7414 Oscillator Calculator
The oscillator calculator built using a 7414 schmitt trigger chip calculates the frequency and time period of the digital square wave signal output by the 7414.
The 7414 schmitt trigger chip can act as an oscillator circuit, which can function for various uses in circuits in which oscillators are needed. It can function to allow devices to flash. For example, if you connected an LED (along with a current-limiting resistor) to pin 2 of the 7414, which is the output of the first gate of the 7414, it would flash repeatedly on and off. This is because a digital square wave is output at pin 2. The square wave has a duty cycle of 50%, which means that the time it is on and off are equal. This oscillator circuit can also function as a clock for a device.
How the frequency that the output signal of the 7414 will be is determined by an external capacitor and resistor in parallel with each other, according to the formula, frequency = 1.2/(resistance * capacitance).
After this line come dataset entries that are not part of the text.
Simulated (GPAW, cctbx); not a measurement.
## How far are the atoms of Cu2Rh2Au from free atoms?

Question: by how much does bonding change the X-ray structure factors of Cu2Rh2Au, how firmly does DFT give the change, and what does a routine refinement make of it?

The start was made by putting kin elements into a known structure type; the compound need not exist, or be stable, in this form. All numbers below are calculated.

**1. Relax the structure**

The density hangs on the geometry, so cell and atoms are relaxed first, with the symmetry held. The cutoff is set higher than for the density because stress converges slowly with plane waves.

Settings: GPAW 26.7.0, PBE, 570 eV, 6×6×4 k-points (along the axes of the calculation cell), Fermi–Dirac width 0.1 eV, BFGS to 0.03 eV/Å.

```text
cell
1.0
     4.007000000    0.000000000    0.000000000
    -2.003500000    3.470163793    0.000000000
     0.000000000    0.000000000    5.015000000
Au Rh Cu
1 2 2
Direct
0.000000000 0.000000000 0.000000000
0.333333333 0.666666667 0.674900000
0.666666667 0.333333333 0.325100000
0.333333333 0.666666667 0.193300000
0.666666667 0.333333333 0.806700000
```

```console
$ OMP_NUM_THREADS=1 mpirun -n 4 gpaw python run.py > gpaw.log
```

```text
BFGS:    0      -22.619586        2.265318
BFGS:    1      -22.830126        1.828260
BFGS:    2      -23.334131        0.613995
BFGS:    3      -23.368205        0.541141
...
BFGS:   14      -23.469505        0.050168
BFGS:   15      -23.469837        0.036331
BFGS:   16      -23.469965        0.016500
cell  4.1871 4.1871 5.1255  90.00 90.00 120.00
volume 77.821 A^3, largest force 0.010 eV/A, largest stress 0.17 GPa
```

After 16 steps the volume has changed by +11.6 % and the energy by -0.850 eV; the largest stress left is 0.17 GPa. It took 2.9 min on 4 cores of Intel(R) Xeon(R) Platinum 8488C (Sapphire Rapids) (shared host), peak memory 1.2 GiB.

So the greater the capacitance and resistance is, the shorter the frequency of the output signal. This is because if you use a big capacitance, it takes a longer time to charge up and a longer time to discharge. Being that it takes this amount of time, the frequency is much shorter than if it took a short period of time. If the time period is longer, the frequency is less. This is the same principle that applies to using a large resistance value. The greater the resistance, the more resistance there is to current flow. Thus, there is less current flow. So it takes the current a much longer time to travel. On the other hand, if you use a very small capacitor, it can charge up very quickly and discharge very quickly, because it doesn't hold much charge. Therefore, the time it takes to charge and discharge is less, so the frequency is greater.
The time period, T, we calculate is simply the inverse of the frequency. The formula is, T=1/f, where f is the frequency of the output signal.
As an example calculation, if we use a 100KΩ resistor and a 10μF capacitor, this will produce a frequency of, f= 1.2/(100KΩ * 10μF)= 1.2Hz, which is a time period of, T=1/f=1/(1.2)=